2024-02-02 02:08:13
New Delhi:
The Paytm Payments Bank on Friday assured its customers that their “money is safe” with the company, two days after the Reserve Bank of India (RBI) issued a directive restricting it from accepting new deposits or allowing credit transactions after February 29, 2024.
In an email and text message to its customers, the payments bank subsidiary of Paytm said that the RBI directive does not impact their existing balances.
“Your money is safe with the Bank,” the Paytm Payments Bank said in its “important update”.
You Can’t Add Money To Paytm Payments Bank Wallet
The Paytm Payments Bank also told its customers that they will not be able to add/deposit money to their accounts/wallets after February 29.
READ | What RBI Order Means For Paytm And Its Users
“However, there is no restriction on withdrawal of money from your existing balance even after Feb 29, 2024,” it said.
“For any further assistance, please reach out to us via 24×7 help section on the App,” the Paytm Payments Bank told its customers.
RBI’s Clampdown On Paytm Payments Bank
The RBI on Wednesday said that the Paytm Payments Bank cannot take deposits, offer credit services, or facilitate fund transfers from March.
“No further deposits or credit transactions or top ups shall be allowed in any customer accounts, prepaid instruments, wallets, FASTags, NCMC cards, etc. after February 29, 2024, other than any interest, cashbacks, or refunds which may be credited anytime,” the central bank said.
READ | “End Of Paytm Payments Bank, For All Practical Purposes,” Say Analysts
The RBI said it had in March 2022 asked the Paytm Payments Bank to stop adding new customers.
However, a Comprehensive System Audit report and subsequent compliance validation report of the external auditors revealed persistent non-compliances and continued material supervisory concerns in the bank, warranting further supervisory action, the RBI said.
Paytm Shares Drop After RBI Action
Digital payments firm Paytm lost a fifth of its market value on Thursday after the RBI’s action against its associate Paytm Payments Bank.
Paytm’s stock fell to a six-week low of ₹ 609, erasing around $1.2 billion in value from the company.

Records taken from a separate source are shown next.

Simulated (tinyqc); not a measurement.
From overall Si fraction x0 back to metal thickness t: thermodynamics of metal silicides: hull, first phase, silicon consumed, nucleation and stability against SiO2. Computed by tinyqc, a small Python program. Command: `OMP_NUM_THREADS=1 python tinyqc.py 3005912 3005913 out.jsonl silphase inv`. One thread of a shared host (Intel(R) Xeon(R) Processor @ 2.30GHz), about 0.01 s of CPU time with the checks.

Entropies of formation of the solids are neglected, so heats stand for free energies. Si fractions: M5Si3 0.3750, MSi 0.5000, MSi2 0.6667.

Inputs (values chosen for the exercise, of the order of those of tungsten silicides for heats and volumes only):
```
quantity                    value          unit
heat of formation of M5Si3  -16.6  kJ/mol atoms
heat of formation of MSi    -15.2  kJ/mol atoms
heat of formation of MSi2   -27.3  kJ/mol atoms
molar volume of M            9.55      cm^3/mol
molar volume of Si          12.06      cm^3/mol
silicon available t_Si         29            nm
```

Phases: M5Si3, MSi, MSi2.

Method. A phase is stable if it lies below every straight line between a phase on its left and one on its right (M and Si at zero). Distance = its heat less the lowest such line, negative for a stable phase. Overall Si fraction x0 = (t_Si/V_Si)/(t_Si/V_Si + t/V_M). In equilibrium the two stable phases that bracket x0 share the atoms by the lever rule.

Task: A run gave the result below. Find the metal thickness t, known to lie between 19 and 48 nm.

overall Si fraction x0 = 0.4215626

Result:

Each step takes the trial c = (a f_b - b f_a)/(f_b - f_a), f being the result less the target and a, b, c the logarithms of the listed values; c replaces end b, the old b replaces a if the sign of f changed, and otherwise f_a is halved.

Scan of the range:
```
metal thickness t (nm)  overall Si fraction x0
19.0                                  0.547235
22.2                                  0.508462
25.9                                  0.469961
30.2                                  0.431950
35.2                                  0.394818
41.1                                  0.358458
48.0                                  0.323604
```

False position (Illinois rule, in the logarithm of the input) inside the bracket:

The stock was down 20%, at the bottom of its exchange-imposed daily trading band.
Paytm on Thursday said it expects a “worst case impact” of Rs 300 crore to Rs 500 crore to its annual earnings from RBI’s order.
The company also said it is taking “immediate steps” to comply with the RBI’s directions and that it expects to “continue on its trajectory” to improve its profitability.